“We Shouldn’t Be Drilling In The Gulf Anyway”

In the 1950s, one of President Eisenhower’s most controversial cabinet members was his Secretary of Agriculture, Ezra T. Benson. For decades after his presidency, the farm belt mentioned his name with almost universal scorn. I would not compare the late Secretary Benson’s policies to the current Secretary of Interior, Ken Salazar, but I think we are looking at the series of events whereby the oil patch will rightly lament whenever the name Ken Salazar is mentioned for decades to come along the gulf coast.

This week’s revelation that a working group advising Secretary Salazar and President Obama did not include the six-month moratorium on gulf drilling activity  in its list of recommendations only serves to highlight what everyone in our state and region has feared since the explosion and spill began in April. The Obama Administration will use this tragic event to radically alter our nation’s domestic energy supply and cause more damage to the Gulf region than any hurricane has or ever could do to our way of life.  The manipulation of these professionals on the working group to further the extreme energy agenda of the President is frightening.

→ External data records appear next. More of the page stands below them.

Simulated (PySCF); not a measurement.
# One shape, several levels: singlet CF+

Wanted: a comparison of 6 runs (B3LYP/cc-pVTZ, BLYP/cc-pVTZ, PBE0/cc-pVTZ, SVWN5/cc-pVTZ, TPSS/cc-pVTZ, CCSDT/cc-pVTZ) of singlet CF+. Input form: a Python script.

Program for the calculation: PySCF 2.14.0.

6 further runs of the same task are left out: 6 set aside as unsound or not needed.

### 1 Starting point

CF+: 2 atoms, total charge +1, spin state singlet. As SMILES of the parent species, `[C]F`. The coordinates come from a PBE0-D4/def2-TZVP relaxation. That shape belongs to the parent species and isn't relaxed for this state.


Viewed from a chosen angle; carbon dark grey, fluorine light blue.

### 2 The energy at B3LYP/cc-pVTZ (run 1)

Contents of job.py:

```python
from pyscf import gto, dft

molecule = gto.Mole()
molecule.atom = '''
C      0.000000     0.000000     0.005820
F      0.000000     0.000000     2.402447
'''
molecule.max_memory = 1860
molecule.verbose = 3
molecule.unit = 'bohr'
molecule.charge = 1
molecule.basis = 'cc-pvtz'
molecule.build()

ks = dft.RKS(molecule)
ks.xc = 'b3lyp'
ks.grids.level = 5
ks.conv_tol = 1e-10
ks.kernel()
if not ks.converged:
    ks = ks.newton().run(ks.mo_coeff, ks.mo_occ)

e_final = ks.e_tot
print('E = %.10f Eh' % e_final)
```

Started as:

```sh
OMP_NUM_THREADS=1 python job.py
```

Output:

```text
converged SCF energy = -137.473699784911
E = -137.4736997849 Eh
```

As the news trickled out this week that the working group document was amended by Secretary Salazar after it was submitted to include the six-month moratorium, you would think a firestorm of controversy would erupt. Democrats and Republicans alike would feverishly work to overturn the moratorium immediately, by pressuring the Administration publicly and privately and then with legislation if need be.  A majority of the working group submitted a statement that could not be more emphatically clear on how harmful the moratorium is to Louisiana and the Gulf region.

“A blanket moratorium is not the answer. It will not measurably reduce risk further and it will have a lasting impact on the nation’s economy which may be greater than that of the oil spill,” the letter says. “We do not believe punishing the innocent is the right thing to do.”

While a plethora of Republicans and a handful of Democrats from the Gulf region have weighed in publicly this week, Secretary Salazar remains firm that the moratorium will continue in effect, discounting the concerns of a majority of his own working group. Why the wall of general silence from most Democrats in Washington, DC?

I think they can best be summed up by remarks conveyed to me by some Democrat government relation’s professionals over dinner I had this week in DC.  One such person whom I spoke with is from Seattle and I suggested a good comparison to our current situation would be with Boeing.  “Imagine if a 787 jet blew up for some general reason (not related to terrorism) and the Secretary of Transportation and Federal Aviation Administrator shut down most aspects of plane production at Boeing’s huge facilities in the Seattle metropolitan area.” “Well, that would be absolutely devastating to the region and the state of Washington, as there are over 60,000 jobs at risk for Boeing alone.” “Yes,” I said, “and Louisiana has upwards of 100,000 jobs at risk if this moratorium is not reversed immediately.” “Well, we should not be drilling in the Gulf anyway.”

There you go.  Secretary Salazar and President Obama know that large chunks of the Democrat base do not believe we should even be drilling in the Gulf, so any thoughts about how Boeing jets can secure the necessary fossil fuels for its jets is not even an afterthought.  Who gives a damn about rough necks, longshoreman, supply drivers, or to the parishes whose schools and law enforcement are funded by offshore drilling in the Gulf? This is the Sword of Damocles the Governor and our Congressional Delegation is facing; can Louisiana survive this perilous situation? Are we to be sacrificed on the altar of environmental extremism dressed up, as “just more regulations to make sure everything is safe?”